Parallel sets are a new way to analyze categorical data such as gender, age or product segment, and are particularly well suited for answering the question of how many members of column A are also in column B?
Let’s take the example of this table that is the canonical example used for parallel sets: Statistics about Titanic survivors.
And turn it into a parallel sets:
Start your eye on the top of the visualization and you can see that about two-thirds of the people on the Titanic perished; a very large percentage of lives lost being male. Moving down the chart’s far left side you see that of those females that died almost all of them were adults, primarily due to the fact that there were proportionately very few children on the Titanic. And of the female adults that perished, an eyeball-estimated 85-90% of them had cabins in 3rd class; a limited few from 2nd class; and an almost undetectable number in 1st class and crewmembers. Hmmm. Again, ladies first as long as you’re rich or work here!

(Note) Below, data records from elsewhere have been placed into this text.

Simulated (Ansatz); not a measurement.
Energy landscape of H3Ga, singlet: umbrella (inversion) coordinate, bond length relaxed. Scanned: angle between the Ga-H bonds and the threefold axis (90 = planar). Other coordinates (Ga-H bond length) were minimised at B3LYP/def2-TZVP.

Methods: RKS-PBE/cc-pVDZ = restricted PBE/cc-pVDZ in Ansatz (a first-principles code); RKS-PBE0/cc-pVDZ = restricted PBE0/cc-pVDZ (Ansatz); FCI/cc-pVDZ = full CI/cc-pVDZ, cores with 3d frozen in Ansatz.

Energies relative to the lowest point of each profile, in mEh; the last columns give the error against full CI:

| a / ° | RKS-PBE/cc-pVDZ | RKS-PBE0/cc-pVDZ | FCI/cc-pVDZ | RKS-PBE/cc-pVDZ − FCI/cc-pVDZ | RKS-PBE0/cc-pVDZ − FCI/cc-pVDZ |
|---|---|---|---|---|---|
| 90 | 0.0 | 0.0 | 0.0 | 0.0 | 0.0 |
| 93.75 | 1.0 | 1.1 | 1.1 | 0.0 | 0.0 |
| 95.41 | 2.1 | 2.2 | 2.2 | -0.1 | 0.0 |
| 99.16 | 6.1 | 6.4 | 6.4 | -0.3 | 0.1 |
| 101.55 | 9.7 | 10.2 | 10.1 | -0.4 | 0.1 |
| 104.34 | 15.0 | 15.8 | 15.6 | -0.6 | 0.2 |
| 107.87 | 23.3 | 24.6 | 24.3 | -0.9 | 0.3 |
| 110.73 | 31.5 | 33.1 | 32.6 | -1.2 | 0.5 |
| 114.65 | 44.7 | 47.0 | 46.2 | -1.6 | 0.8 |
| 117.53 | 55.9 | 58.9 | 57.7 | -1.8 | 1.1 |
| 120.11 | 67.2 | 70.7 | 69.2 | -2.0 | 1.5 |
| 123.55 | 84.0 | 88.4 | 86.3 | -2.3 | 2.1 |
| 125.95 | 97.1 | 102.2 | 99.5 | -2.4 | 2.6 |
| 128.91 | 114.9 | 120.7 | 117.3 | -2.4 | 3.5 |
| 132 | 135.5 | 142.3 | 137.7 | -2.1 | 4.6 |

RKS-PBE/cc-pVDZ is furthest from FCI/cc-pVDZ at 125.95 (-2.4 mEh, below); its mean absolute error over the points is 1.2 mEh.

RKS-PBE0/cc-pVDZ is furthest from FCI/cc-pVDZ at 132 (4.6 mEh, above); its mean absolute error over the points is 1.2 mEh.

Perhaps this wasn’t as biased as the above statistics suggest? Perhaps rescue from the 3rd class section of the boat was just logistically more difficult? That doesn’t seem to be the case in that the number of men that perished were quite evenly split across the three cabin classes. Lots of good stuff in this visualization. Top-down, bottom-up, just choose a path; most result in fascinating conclusions.
So, the parallel set is a new arrow in your quiver for categorical data. As with most visualizations it has advantages and drawbacks. With high-cardinality columns it becomes a bit messy and it takes time to get used to how to read it quickly. On the other hand, it’s very interesting to use with low-cardinality columns. Extra bonus: it looks intriguing and may draw increased engagement on your dashboards.